Monday, April 27, 2009


I'm posting this pretty late because, as mentioned in the last post, there are no tubes for the internets in italia.

By coincidence, after leaving India we were scheduled to go to the two capitals of the Roman Empire: Istanbul (Constantinople) and Rome.

We went to Istanbul first from India.  We had a 3 day stopover there before continuing to Rome.

Entering Istanbul from India felt like entering Europe, despite what the French might have to say about it.  Our last day in India had been fairly chaotic, hot, and surrounded by lots of people.  We had a marathon journey -- we left Varanasi by plane at noon, arrived in Delhi, and then had to catch a 4am flight to Istanbul, so we didn't bother getting a hotel room.  We spent our last few hours in India in a packed airport waiting area that was dusty from current construction.  We tried to sleep on top of a luggage cart piled with our bags and were tired enough that it sorta worked.

We arrived in Istanbul the next morning.  In contrast to India, it was very quiet, cold, clean, and there were well trimmed gardens and flowers everywhere.  (Apparently the sultans loved tulips, so Istanbul is full of beautiful tulips that are meticulously tended to.)  It felt refreshing almost instantly, as I think we were looking forward to some order after the relative chaos of India.

Of course there are many ways that Istanbul did not feel European -- the muslim call to prayer is played on loudspeakers from all the mosques, which is not something you normally hear in Europe.  While many people dress very fashionably (definitely more fashion-conscious than Americans), there are a significant number of women with full hijabs, and even more with headscarfs and modest clothing.

We wished we had more time to spend in Turkey.  We didn't venture outside the city at all.  Inside the city we saw the popular sights like the Hagia Sophia, the Blue Mosque, and some amazing old Byzantine Christian frescoes and mosaics. 

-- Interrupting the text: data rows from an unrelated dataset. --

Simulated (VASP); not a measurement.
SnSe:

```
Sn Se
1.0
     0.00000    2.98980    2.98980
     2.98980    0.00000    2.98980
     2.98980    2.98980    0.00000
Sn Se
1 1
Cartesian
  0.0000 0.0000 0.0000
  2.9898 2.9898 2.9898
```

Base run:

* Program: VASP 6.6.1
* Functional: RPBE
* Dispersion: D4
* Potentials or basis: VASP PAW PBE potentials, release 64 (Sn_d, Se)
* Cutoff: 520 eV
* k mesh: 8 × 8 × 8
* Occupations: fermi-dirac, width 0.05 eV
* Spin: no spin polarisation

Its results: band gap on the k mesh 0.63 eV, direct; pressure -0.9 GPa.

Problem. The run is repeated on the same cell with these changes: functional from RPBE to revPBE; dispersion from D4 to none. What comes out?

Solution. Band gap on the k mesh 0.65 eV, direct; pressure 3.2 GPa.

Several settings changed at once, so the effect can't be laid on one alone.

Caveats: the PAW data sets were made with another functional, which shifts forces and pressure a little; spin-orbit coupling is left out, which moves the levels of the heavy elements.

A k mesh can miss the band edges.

One of the coolest places we saw was an underground cistern built by the Romans that was only recently discovered.  It's right underneath one of the main squares of historical Constantinople, and it's enormous, e.g. the size of a football field, and 4 stories deep.  It's hard to believe no one knew it was there.  There's currently a few feet of water in the bottom of it, in which fish fish swim around in the eery mood lighting.  We wondered what the fish feed on.  (perhaps errant tourists)

We also had some fantastic Turkish food, including doener kebabs, and lamb at almost every meal.  The lamb was perfectly spiced every time - or perhaps lamb just tastes that good on it's own?  Despite the following picture, we did eat at more places than McDonald's.  The McDonald's in Turkey had a very interesting menu, though.  Besides India, it's one of the places we've been with the most different menu from in the US.  They had a lot of lamb burgers.

I wanted to make like odysseus, so we considered spending more time in turkey and traveling towards italy via boat through the greek islands.  We could see Athens along the way.  This plan fell through, though, because it's low season and we read that many of the ferries were only operating twice a week, and we didn't want to get stuck in the islands for weeks.  Instead we kept our flight and went straight to rome.


  1. I was hoping you would post something about Turkey. You may have had only a few days there but it seems as if you took advantage of the time you had. And I just realized that I could see all of your pictures if I clicked on the words below a picture in your blog. Nice job.

  2. The more I read about Turkey, the more interesting it seems. The idea of having Turkey in the EU seems to scare a lot of Europeans. I remember enjoying the food, especially something that looked like a loaf of bread, stuffed with spicy meat. As always, this was fun to read.